Electrical – Bode plot and poles

analogbode plotfilter

When we draw a bode plot: is the dominant pole the biggest one or the smallest one?

What happens if there are positive poles or zeros?

Is it possible to implement a filter with positive poles and zeros?

Best Answer

1) There are no "small" and "large" poles. A pole is at a certain frequency and at that frequency the bode plot takes an extra 20dB/decade roll-off over frequency.

2) When there are 2 poles are at the same frequency then each adds that same 20 dB/decade roll-off so they add up to 40 dB/decade roll-off in total (for frequencies higher than the frequency of those poles.

3) The same is valid for more than 2 poles.

4) Often for low-pass behaviour the lowest frequency pole is called the "dominant pole" if the next pole or poles are at a considerably higher frequency than the lowest frequency pole so that the system can be treated as having only one pole. This is useful for systems with feedback as such a one-dominant pole system is often (but not always !) inherently stable.

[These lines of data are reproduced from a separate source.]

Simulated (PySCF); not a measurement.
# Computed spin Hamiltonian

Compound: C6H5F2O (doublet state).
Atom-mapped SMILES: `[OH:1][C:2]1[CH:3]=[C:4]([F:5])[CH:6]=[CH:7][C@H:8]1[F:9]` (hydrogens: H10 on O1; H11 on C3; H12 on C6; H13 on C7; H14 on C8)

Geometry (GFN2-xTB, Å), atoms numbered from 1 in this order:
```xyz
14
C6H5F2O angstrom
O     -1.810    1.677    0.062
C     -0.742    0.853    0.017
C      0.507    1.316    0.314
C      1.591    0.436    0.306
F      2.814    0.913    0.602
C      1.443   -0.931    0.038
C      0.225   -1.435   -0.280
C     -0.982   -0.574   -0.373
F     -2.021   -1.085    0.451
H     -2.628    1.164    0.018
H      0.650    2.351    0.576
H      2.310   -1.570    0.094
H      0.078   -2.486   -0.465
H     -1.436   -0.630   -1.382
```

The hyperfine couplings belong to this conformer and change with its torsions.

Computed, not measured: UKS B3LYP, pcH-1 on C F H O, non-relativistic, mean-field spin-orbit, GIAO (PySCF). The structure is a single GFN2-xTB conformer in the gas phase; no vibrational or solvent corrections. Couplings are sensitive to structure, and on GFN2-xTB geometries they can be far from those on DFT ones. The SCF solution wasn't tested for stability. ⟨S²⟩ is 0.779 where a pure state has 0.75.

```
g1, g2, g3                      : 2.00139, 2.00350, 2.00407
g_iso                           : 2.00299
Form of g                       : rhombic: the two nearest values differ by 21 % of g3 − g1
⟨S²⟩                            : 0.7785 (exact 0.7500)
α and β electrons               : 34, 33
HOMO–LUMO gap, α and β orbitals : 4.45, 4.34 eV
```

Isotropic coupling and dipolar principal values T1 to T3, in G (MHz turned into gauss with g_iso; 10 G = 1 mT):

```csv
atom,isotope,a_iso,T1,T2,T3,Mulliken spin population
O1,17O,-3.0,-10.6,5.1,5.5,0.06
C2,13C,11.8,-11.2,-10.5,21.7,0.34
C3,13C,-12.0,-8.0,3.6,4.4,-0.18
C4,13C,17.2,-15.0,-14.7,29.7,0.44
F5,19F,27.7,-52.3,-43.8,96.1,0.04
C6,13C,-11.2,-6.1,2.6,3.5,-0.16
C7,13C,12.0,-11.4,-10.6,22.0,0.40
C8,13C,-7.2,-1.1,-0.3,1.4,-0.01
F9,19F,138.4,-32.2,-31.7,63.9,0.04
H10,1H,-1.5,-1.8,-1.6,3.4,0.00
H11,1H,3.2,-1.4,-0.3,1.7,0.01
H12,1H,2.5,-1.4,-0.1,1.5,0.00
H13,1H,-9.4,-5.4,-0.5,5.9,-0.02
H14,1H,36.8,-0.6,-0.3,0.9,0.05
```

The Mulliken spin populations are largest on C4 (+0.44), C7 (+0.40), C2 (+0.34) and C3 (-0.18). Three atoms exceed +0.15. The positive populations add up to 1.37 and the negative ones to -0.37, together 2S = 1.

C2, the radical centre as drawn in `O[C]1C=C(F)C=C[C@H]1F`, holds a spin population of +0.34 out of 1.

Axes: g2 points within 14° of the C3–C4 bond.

5) Systems with poles in the right half plane have signals which amplify themselves. These we call oscillators. Filters with poles in the right half plane generate their own signals so they're not usable as a proper filter.

Is it possible to implement a filter with positive poles and zeros?

It is possible to build a system like that but it would not behave like a filter since it would be oscillating by itself. For a filter that makes it useless.